The United Kingdom will create a technology regulator next year after Brexit is completed, according to a report by the Financial Times.
The regulator will police companies like Facebook and Google, and will have the authority to enforce new rules meant to curb anti-competition issues and to protect consumer data from being used and sold without permission.
Many in the country have been calling for an organization to stymie the power of Big Tech companies, including the U.K.’s Competition and Markets Authority (CMA), which published a report on Wednesday (Dec. 18) outlining new regulatory oversights for the tech sector.
“It’s quite rare that one makes a set of quite radical policy proposals and within 12 months the government is actually implementing them,” said Diane Coyle, an economist. “There is an emerging international consensus around the scope of new regulation. A reckoning is coming for the biggest digital platforms.”
Many countries around the globe have made similar moves, including Japan and Germany. Jason Furman, the former chief economic advisor to President Barack Obama, made similar recommendations in March, and said that the U.K. government was looking into the “emergence of powerful new companies” in the tech ecosphere.

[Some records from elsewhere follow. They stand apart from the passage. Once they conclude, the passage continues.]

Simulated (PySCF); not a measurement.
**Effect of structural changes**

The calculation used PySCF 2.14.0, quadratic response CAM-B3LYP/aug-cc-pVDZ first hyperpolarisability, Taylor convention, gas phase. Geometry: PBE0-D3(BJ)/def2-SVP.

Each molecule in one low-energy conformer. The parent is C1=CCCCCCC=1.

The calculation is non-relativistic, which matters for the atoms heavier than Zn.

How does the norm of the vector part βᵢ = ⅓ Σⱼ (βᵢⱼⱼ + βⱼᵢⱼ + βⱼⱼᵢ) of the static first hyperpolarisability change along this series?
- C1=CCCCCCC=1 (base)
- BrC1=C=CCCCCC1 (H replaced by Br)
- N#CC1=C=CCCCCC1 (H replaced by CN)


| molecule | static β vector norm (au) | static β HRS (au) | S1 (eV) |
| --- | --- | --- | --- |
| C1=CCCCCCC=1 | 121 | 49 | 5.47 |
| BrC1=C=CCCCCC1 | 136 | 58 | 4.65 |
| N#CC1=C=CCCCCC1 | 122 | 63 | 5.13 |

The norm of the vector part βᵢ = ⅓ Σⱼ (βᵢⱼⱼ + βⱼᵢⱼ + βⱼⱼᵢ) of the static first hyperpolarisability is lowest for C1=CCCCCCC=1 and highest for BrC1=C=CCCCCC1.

Furman’s organization wrote a report on the issue. “We are concerned that [Google and Facebook] are both now so large and have such extensive access to data that potential rivals can no longer compete on equal terms,” the report said.
Andrea Leadsom, secretary of state for the Department for Business, Energy and Industrial Strategy (BEIS), said the organization was going to release a new white paper in Q1 of next year that would suggest new rules to reform competition issues. Members of BEIS have been meeting with lawyers and different academics to determine how the regulator will operate.
“The European Commission has been handling all the big antitrust cases, and now we have to scale up our national capacity for doing that [in light of an impending Brexit],” said Greg Taylor, a professor at the Oxford Internet Institute. “So it makes sense for bold action at the earliest opportunity.”